H5DRead crashes on Bluegene/Q with "out of memory"

Dear forum members,

this may be too specialized a problem, but maybe somebody still has some
insights.

Our code (running on an IBM BlueGene/Q machine) reads in some data,
using HDF5. This is done collectively, on each core (everyone reads in
the same data, at the same time). It is not known a priori which
processor owns which part of the data, they have to compute this
themselves and discard the data they don't own. The data file is ~9.4MB
in a simple test case. The data is a custom data type of a nested struct
with two 32-bit integers and two 64-bit doubles that form a complex
number, with a total of 192 bits.

If I use less than 1024 cores, there is no problem. However, for >=1024
cores, I get a crash with the error

"Out of memory in file
/bgsys/source/srcV1R2M3.12428/comm/lib/dev/mpich2/src/mpi/romio/adio/ad_bg/ad_bg_rdcoll.c,
line 1073"

We use parallel HDF5 1.8.15; I've also tried 1.8.14. Another library
dependence is FFTW 3.3.3, but that should not really matter.

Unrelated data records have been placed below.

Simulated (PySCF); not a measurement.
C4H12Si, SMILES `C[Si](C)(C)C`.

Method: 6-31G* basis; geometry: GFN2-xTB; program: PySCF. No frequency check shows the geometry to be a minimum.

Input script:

I traced the crash with Totalview to the call of H5Dread(). The
second-to-last call in the crash trace is MPIDO_Alltoallv, the last one
is PAMI_Context_trylock_advancev. I don't have exact calls nor line
numbers since the HDF5 library was not compiled with debug symbols. [the
file mentioned in the error message is not accessible]

Is this an HDF5 problem, or a problem with IBM's MPI implementation?
Might it be an MPI buffer overflow?!? Or is there maybe a problem with
data contiguity in the struct?

The problem disappears if I read in the file in chunks of less than
192kiB at a time. A more workable workaround is to replace collective
communication by independent communication, in which case, the problem
disappears.
H5Pset_dxpl_mpio(plist_id, H5FD_MPIO_COLLECTIVE); -->
H5Pset_dxpl_mpio(plist_id, H5FD_MPIO_INDEPENDENT);

Since this data file is quite small (usually not larger than a few
hundred megabytes at most), reading in the file independently is not a
huge performance problem at this stage, but for very large simulations
it might be.

In other, older parts of the code, we're (successfully!) reading in (up
to) 256 GiB of data in predefined data types (double, float) using
H5FD_MPIO_COLLECTIVE without any problem, so I'm thinking this problem
is connected with the user-defined data type in some way.

I attach some condensed code with all calls to the HDF5 library; I'm not
sure anyone is in the position to actually reproduce this problem, so
the main() routine and the data file are probably unnecessary. However,
I'd be happy to also send those if need be.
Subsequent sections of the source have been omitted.